Samuel Corum/Bloomberg

The IRS’s Large Business and International Division, which is responsible for ensuring that taxpayers comply with the Section 965 tax, undertook three compliance campaigns to address individual and business taxpayer compliance. Two of the ongoing campaigns have prompted taxpayers to file amended returns reporting the tax and significant changes to the Section 965 tax calculation. However, TIGTA said it’s concerned that the campaign focused on the compliance of individuals and the IRS doesn’t plan on doing any follow-up actions with the taxpayers who didn’t respond to the letters from the IRS. 

The report pointed to other problems as well. Some of the installment payments on the repatriation tax were applied by the IRS to incorrect tax periods, which could lead to a taxpayer being identified as not compliant. On top of that, numerous payments were miscoded as Section 965 payments, impacting the IRS’s ability to determine Section 965 revenue. The IRS doesn’t seem to have the ability to systematically identify taxpayers who don’t comply with the required installment payments or S corporation shareholders who failed to annually report their deferred liability on the Form 965-A, Individual Report of Net 965 Tax Liability. 

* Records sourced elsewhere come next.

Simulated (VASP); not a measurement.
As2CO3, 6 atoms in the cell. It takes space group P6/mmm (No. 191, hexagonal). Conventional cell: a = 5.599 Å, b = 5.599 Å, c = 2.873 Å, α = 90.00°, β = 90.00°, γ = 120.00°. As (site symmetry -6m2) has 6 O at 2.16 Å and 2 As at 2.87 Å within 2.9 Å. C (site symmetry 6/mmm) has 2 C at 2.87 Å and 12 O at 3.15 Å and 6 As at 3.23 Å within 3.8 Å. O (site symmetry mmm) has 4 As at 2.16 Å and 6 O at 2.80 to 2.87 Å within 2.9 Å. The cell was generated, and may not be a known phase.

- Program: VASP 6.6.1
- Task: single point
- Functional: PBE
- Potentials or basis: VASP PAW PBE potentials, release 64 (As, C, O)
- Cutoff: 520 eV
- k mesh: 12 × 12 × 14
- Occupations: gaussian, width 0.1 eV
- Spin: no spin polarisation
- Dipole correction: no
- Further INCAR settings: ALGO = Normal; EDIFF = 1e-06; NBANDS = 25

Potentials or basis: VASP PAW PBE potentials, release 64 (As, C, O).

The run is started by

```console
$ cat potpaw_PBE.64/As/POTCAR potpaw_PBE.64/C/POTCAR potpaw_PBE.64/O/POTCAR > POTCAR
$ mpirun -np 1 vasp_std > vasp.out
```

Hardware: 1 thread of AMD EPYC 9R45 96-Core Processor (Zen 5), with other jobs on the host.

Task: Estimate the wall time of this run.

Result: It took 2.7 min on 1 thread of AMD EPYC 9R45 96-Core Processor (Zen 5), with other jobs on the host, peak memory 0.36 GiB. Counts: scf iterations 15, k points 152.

TIGTA recommended that the IRS prioritize and follow up with compliance actions on nonresponsive taxpayers who received the so-called “soft letters” from the IRS advising them of their tax obligations. The IRS should also revise the notices to add more information on how the Section 965 installment payments should be made, the report suggested, and ensure that system changes identify Section 965 payments that were potentially processed incorrectly. TIGTA also recommended the IRS develop procedures to systematically identify taxpayers that don’t comply with the Section 965(h) tax deferral requirements and develop procedures to identify S corporation shareholders who made an election under Section 965(i) and who didn’t submit the Form 965-A every year or didn’t report the correct amount of the Section 965 deferral on their Form 965-A. The IRS agreed or partially agreed with four of the five recommendations, but had objections to one of them that were redacted from the public version of the report.

The IRS pointed to resource constraints and the ability of taxpayers to defer payments over eight years as reasons why the amount of revenue collected has come up short so far.

“Notwithstanding these challenges, the IRS developed, and continues to refine and enhance, a multipronged and comprehensive strategy for addressing implementation and compliance with the Section 965 Repatriation Tax, resulting in billions of proposed adjustments to taxpayers’ positions and improved taxpayer compliance,” wrote Nikole Flax, commissioner of the IRS’s Large Business and International Division, in response to the report. “We made, and continue to make, significant changes to our information technology systems and processing. To enhance taxpayer experience, we created formal and informal guidance; updated or corrected tax forms, instructions and educational materials; delivered training to our workforce; and engaged in stakeholder outreach.”